After years of making waves, Iceland settles into NATO role

If the White House and State Department are in search of a foreign-policy success, they might look to this barren and largely uninhabited island nation in the North Atlantic.

At a time when the survival of the NATO alliance is being questioned on both sides of the Atlantic, Iceland has come to view its participation in NATO with a new-found comfort.

In fact, there is an unprecedented warmth in relations between the United States and Iceland, which plays a vital role in defending NATO's northern flank.

''We have treated Iceland with a great deal of political sensitivity and it has paid off,'' says US Ambassador Marshall Brement, who many say is the first ''serious'' American envoy posted in Iceland. ''In terms of attitudes toward the US, we are as well off here as anywhere in Europe.''

Only recently has Iceland been able to bury its reputation as the ''reluctant ally'' - easing tensions created by the presence of a US Navy air base at Keflavik.

In 1949, when Iceland decided to join NATO, riots racked the capital, Reykjavik. In 1955 and 1973 Icelandic governments asked the US to withdraw its troops.

There used to be a demonstration in front of the US Embassy each year. But most of Iceland's 230,000 people now seem to accept the US presence.

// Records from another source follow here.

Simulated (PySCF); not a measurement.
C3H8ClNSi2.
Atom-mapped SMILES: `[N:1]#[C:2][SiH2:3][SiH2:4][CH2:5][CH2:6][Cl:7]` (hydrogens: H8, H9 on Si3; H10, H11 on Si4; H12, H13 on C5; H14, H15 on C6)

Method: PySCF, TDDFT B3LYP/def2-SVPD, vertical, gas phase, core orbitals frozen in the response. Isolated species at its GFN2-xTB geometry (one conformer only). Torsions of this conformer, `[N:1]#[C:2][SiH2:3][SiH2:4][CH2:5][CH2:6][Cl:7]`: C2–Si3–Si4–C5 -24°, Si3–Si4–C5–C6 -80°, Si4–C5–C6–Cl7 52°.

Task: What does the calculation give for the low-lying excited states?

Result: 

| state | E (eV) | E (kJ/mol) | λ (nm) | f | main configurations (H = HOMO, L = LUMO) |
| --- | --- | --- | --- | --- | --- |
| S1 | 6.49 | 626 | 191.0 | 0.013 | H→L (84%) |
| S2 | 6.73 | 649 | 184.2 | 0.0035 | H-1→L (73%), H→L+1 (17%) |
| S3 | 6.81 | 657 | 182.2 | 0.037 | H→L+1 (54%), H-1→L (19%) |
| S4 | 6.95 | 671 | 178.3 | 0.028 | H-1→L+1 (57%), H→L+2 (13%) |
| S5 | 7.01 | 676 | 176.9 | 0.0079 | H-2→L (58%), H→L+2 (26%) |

''Icelandic support for the base and for the country's NATO affiliation hasn't seen such support in the last 20 years,'' says Jon Halldorsson, a special assistant to Prime Minister Gunnar Thoroddsen. ''The base, in particular, has become somewhat of a nonissue in Icelandic politics.''

There are several reasons for this:

* American privileges to leave the base area have been severely restricted, deflating local complaints that servicemen were intruding on everyday Icelandic life.

* Icelanders have begun to realize the base's role in Iceland's defense. ''We see it as a matter of collective defense,'' Mr. Halldorsson says.

* The leftist People's Alliance party has been silenced somewhat. By joining the coalition government it has in effect admitted defeat on the base and NATO issues.

Iceland is strategically important because it is roughly equidistant from Greenland, Norway, and the northern tip of Scotland. The 600 Soviet military surface vessels and 200 submarines based on the Kola Peninsula (more than half the Soviet flotilla) must pass by Icelandic waters to reach the Atlantic. Two AWACS surveillance planes and squadrons of F-4 interceptors and antisubmarine P- 3Cs are stationed at Keflavik to monitor Soviet activities in the area.

Relations with Iceland have not been tainted by the bickering with other West European allies. The US has let Iceland trade freely with the Soviet Union and is not pressing it to help maintain the defense force at Keflavik.

Dependence on Soviet oil has been cut from 100 percent to 60 in recent years.

People complain the Soviets are involved in broad undercover intelligence-gathering activities here.The Soviet Embassy has more officers than the Icelandic Foreign Ministry.

Iceland is not involved in the alliance debate over theater nuclear weapons.